Warning: This document is for an old version of kraken. The latest version is 0.10.0.

kraken API

Kraken provides routines which are usable by third party tools. In general you can expect function in the kraken package to remain stable. We will try to keep these backward compatible, but as kraken is still in an early development stage and the API is still quite rudimentary nothing can be garantueed.

kraken.binarization module

kraken.binarization

An adaptive binarization algorithm.

kraken.binarization.is_bitonal(im)

Tests a PIL.Image for bitonality.

Parameters:im (PIL.Image) – Image to test
Returns:True if the image contains only two different color values. False otherwise.
kraken.binarization.nlbin(im, threshold=0.5, zoom=0.5, escale=1.0, border=0.1, perc=80, range=20, low=5, high=90)

Performs binarization using non-linear processing.

Parameters:
  • im (PIL.Image) –
  • threshold (float) –
  • zoom (float) – Zoom for background page estimation
  • escale (float) – Scale for estimating a mask over the text region
  • border (float) – Ignore this much of the border
  • perc (int) – Percentage for filters
  • range (int) – Range for filters
  • low (int) – Percentile for black estimation
  • high (int) – Percentile for white estimation
Returns:

PIL.Image containing the binarized image

Raises:

KrakenInputException when trying to binarize an empty image.

kraken.html module

kraken.pageseg module

kraken.pageseg

Layout analysis and script detection methods.

kraken.pageseg.segment(im, text_direction='horizontal-lr', scale=None, maxcolseps=2, black_colseps=False, no_hlines=True)

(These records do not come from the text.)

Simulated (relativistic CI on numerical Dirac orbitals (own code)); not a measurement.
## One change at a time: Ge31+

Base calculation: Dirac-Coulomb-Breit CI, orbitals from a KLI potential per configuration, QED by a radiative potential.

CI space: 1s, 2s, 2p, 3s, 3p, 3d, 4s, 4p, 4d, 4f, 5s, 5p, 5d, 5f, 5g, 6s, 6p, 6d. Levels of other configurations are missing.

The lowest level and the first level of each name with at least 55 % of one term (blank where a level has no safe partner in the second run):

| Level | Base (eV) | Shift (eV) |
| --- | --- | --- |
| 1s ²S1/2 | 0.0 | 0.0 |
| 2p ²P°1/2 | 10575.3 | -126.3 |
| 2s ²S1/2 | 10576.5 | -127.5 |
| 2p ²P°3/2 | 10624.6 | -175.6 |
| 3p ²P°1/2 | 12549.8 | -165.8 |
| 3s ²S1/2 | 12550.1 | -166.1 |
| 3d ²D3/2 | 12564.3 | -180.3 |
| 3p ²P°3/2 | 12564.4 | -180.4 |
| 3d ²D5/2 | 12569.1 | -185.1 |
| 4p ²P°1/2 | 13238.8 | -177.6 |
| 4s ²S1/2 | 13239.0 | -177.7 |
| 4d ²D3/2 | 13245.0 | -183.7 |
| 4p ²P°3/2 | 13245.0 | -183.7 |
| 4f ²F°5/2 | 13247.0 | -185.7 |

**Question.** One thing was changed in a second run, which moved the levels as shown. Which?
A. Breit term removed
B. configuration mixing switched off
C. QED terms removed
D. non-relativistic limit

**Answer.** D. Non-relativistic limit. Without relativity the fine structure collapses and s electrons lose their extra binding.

Segments a page into text lines.

Segments a page into text lines and returns the absolute coordinates of each line in reading order.

Parameters:
  • im (PIL.Image) – A bi-level page of mode ‘1’ or ‘L’
  • text_direction (str) – Principal direction of the text (horizontal-lr/rl/vertical-lr/rl)
  • scale (float) – Scale of the image
  • maxcolseps (int) – Maximum number of whitespace column separators
  • black_colseps (bool) – Whether column separators are assumed to be vertical black lines or not
  • no_hlines (bool) – Switch for horizontal line removal
Returns:

‘$dir’, ‘boxes’: [(x1, y1, x2, y2),…]}: A dictionary containing the text direction and a list of reading order sorted bounding boxes under the key ‘boxes’.

Return type:

{‘text_direction’

Raises:
  • KrakenInputException if the input image is not binarized or the text
  • direction is invalid.
kraken.pageseg.detect_scripts(im, bounds, model='/home/mittagessen/git/kraken/kraken/script.mlmodel', valid_scripts=None)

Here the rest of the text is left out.